Showing posts with label food writing. Show all posts
Showing posts with label food writing. Show all posts

12.19.2011

Excerpt: LUNCH IN PARIS: A LOVE STORY, WITH RECIPES

I'm only about a third of the way through Elizabeth Bard's LUNCH IN PARIS: A LOVE STORY, WITH RECIPES, but I'm already hooked.  I'm such a Francophile, even when it's of the rose-colored glasses, in-the-middle-of-a-love-affair sort of variety.  Bard has an approachable way of writing that makes me want to hang out with her.  And, luckily, the food writing is unpretentious and entertaining.

I was sitting at Guy and Gallard this morning, reading this book.  For those of you who don't know, Guy and Gallard is a small-ish chain here in NYC.  They definitely aren't the best quality, but the coffee isn't all that bad and I just can't resist the darling way they wrap my muffin in this parchment/tissue-type paper that crinkles.  Having the joy of unwrapping my lemon poppyseed muffin makes the muffin itself just a little more palatable.

It was while going through all this that I read this passage:

Where croissants are concerned, I've found two principal schools of thought.  Some prefer a brioche-like model, with a golden hue, a little spring, and an eggy chew.  Not I.  I like a flake, a croissant with an outer layer so fine and brittle that you get crumbs all over yourself from the very first bite. When you pull it apart there should be some empty space, pockets of air between the buttery layers of dough.  When you finally do rip off a hunk to dip in your coffee, it stretches a little before it breaks.  More crumbs, but utterly, completely worth the mess.

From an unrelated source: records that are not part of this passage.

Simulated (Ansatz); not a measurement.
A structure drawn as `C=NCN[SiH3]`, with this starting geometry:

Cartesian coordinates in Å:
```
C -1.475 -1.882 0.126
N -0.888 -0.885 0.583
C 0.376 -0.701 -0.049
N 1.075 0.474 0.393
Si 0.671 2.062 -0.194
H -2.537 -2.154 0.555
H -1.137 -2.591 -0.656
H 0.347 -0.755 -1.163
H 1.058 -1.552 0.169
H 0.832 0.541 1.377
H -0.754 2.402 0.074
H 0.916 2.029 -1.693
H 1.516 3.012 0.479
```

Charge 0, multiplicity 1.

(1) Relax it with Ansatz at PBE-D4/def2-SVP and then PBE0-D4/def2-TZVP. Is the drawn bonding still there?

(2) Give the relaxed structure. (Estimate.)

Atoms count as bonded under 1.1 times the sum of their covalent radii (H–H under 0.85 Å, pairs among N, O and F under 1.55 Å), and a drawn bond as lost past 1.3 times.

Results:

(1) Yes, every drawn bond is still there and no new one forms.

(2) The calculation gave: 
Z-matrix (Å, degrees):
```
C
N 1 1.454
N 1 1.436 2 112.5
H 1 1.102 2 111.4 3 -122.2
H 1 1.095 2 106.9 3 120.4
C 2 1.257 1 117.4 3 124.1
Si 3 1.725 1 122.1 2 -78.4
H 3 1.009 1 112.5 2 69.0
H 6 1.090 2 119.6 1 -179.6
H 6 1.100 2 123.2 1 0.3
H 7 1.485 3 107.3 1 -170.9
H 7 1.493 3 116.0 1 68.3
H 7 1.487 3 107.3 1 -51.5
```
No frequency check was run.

And then I giggled as it was followed by this passage:

My first trips to the boulangerie are not all ogling.  I have to keep my head about me as I place my order.  First there is the gender issue; every French noun is assigned a sex, masculine or feminine.  Personally, I think my croissant is a woman, as tender and fragile as a Brontë heroine.  But apparently, the Académie Française, the guys who make the dictionary, have decided that "croissant" is masculine, un croissant.  I have been outvoted.

The good news is that I just adored these passages.  The croissant just become a tangible thing for which I longed, and I loved the simile of a croissant being as feminine as a Brontë heroine.  Lastly, the idea of a flaky croissant being worth the mess is some sort of metaphor for life, peut-être?

The bad news?

All this talk about airy croissants put me off my leaden, dry lemon poppyseed muffin completely.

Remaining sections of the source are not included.